Friendship needn’t be of long duration to be deeply rooted
and blithe. In just a few years Amherst Shore, just inside the New Brunswick
border on Nova Scotia’s balmy Northumberland Shore, has become a favourite
destination. It is at Amherst Shore we are accorded a gold-standard welcome by
Garth and Carole. Just as if we are people cherished and well regarded.

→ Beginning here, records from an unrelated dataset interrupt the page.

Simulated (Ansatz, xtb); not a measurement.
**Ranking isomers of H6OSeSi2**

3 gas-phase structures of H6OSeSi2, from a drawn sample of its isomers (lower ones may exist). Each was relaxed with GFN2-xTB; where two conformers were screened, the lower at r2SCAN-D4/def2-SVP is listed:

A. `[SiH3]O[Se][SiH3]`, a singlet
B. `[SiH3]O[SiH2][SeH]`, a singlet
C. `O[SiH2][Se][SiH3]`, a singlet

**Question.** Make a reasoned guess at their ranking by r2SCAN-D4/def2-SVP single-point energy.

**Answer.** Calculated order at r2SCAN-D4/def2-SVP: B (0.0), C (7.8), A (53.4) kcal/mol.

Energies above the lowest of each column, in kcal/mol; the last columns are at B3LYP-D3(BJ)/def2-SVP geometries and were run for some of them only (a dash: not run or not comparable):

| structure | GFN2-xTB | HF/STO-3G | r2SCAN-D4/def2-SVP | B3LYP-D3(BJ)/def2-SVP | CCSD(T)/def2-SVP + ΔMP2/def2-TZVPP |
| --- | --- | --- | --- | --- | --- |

The first morning is an inclement one but that is not a
problem: everyone is compelled to offer at least one proposal for a rainy day
activity. Mine I consider worthy: an historical ramble among the headstones at
Amherst’s old cemetery, perhaps with umbrellas in hand. The suggestion gets no
support whatsoever. Another idea, Jan’s, carries the day unanimously: let’s go bowling. Garth actually does
bowl, regularly, but for the rest of us an errant gutter ball is but a distant
memory. The sympathetic custodian of the Amherst alley suggests we might
appreciate the lane to the far right – the one meant principally for children,
with bumper-deflectors in the gutters, kind-hearted devices ensuring that no
ball is wasted, no tender ego trashed before its time.
The ensuing action offered further evidence – as if
additional proof were necessary – that a 70-year-old body is no facsimile of its
teenaged antecedent. We played two strings. Even with the deflectors I managed
only a 62 in the first string but improved all the way to 71 in the second. The
best score was Jan’s 95. Always uxorious, pride in my mate’s prowess swelled
all the more. Garth and I established an exclusive new secret society, the Club
of One. In the same frame, despite the gutter deflectors, we felled just a
single pin. How is that possible? Three balls, no gutters, one pin. My
submission: if we tried to repeat the
feat it couldn’t be done.
Bowling evidently uses muscles untested by other activities.
The following day and for two more thereafter I couldn’t walk painlessly. Thigh
muscles grumbled loudly especially on downward steps. Who knew that two strings
of bowling could be as taxing as an assault on Everest.
We celebrated Canada Day at Pugwash, where salt is still
mined and the street signs are bilingual – English and Gaelic – a place Cyrus
Eaton made world-famous in the 1950s and 60s. We patronized the community
market then joined the madding crowd of patriots sporting maple leaf tattoos
and waving paper flags.
Cyrus Eaton was a native Pugwashian – is that a valid word?
– who made his fortune as an industrialist in Cleveland, Ohio, a place now best
known as the playground of the incomparable LeBron James. Cyrus earned the
undying enmity of the American right wing by dedicating himself to disarmament
and reducing the threat of nuclear obliteration. He organized regular
conferences of scientists and thinkers from both sides of the Iron Curtain,
seeking to replace trust and cooperation for suspicion and animosity. He was
reviled as a commie dupe for his efforts. We went to Eaton’s Thinkers’ Lodge, studied
the interpretive panels, quietly paid homage to the great peace-seeker.
Chez Christie is a magnet for crowds of friends and
relatives. Our pals have three children each having three of their own: nine grandchildren if you’ve been paying
attention. The steady flow of young ‘uns persuades even a lazy observer that G
& C must be pretty good grandparents.
Friends drop by too. I was particularly enchanted by two,
brothers. One is a big fan of Donald Trump, the other quite the opposite. Gentle
reader, you will be able to deduce which I preferred.
Jan has a hard-and-fast rule: like fish, visits have a natural
three-day limit. Our hosts tried mightily to persuade us that no such rule
applies in our case but we departed anyway, consoling ourselves that the next
time we moot an appearance at Amherst Shore the welcome mat might still be out.